China has threatened to impose a 25 percent tariff on U.S. oil imports if the U.S. goes ahead with its plan to slap tariffs on more Chinese goods. This comes at a time when the U.S. has been increasing oil shipments to China.
CGTN’s Karina Huber has more.
In 2016, the United States began exporting oil for the first time in 40 years. Two years later, China is one of its biggest purchasers.
In the first four months of the year, China bought about 330,000 barrels of U.S. oil per day. That’s around a billion dollars-worth per month and represents 20 percent of U.S. oil exports. In June, China surpassed Canada to become the biggest buyer.
Experts said U.S. output is expected to increase and China will likely consume even more U.S. oil.
“The U.S. predominantly exports light sweet crude, which essentially is high quality, low-sulfur crude. That is something that is in demand in China. Their appetite is only going to grow for that, particularly in the North, into those independent refiners.” said Matt Smith, Director of Commodity Research, ClipperData.
Chinese buyers have been willing to ship U.S. crude halfway around the world, because it is trading at a discount relative to other global benchmarks like Brent crude.

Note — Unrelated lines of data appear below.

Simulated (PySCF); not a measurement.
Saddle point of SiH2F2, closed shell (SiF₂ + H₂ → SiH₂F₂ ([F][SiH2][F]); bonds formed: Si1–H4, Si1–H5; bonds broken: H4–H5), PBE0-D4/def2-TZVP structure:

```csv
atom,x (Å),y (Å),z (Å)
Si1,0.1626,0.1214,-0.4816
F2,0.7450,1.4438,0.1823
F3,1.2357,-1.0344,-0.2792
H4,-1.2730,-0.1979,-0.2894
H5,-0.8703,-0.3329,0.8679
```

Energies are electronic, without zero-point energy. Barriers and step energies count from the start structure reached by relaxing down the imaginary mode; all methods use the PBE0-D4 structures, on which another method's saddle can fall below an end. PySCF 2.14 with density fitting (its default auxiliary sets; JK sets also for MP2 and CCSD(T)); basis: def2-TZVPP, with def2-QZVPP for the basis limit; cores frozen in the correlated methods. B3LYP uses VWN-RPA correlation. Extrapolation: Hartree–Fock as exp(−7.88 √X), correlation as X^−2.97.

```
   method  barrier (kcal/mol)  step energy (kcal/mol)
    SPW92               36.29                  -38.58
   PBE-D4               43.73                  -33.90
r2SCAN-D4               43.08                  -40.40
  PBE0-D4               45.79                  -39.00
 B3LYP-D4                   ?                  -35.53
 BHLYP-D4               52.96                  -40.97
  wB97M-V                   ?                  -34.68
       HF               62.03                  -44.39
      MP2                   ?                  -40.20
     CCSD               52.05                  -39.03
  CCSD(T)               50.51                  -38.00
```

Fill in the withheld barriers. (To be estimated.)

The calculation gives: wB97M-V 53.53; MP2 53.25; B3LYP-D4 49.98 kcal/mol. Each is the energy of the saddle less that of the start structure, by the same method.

But If China were to impose a 25 percent tariff on the import of U.S. oil, as it has threatened, that discount would disappear and experts say the market would dry up.
“Demand in China would drop overnight to zero, I would expect. Nobody is going to pay an extra 17, 18 dollars a barrel for crude just because it’s from the U.S.” said Sandy Fielden, Director of Research for Commodities and Energy, Morningstar.
Chinese buyers could source light crude from other countries like Nigeria or Russia. Experts are mixed on the impact tariffs might have on U.S. producers.
“The world crude oil demand isn’t going to change because of China’s buying policy. So, there will be a home for it,” said Fielden, “Effectively, if China buys from someone else, then the people that were previously buying from them will need to get it from the U.S. In other words, it balances out.”
India has already become a bigger buyer of U.S. crude. But, even if that market grows as Fielden expects, other analysts say U.S. oil producers are unlikely to escape unscathed from a U.S.-China trade war.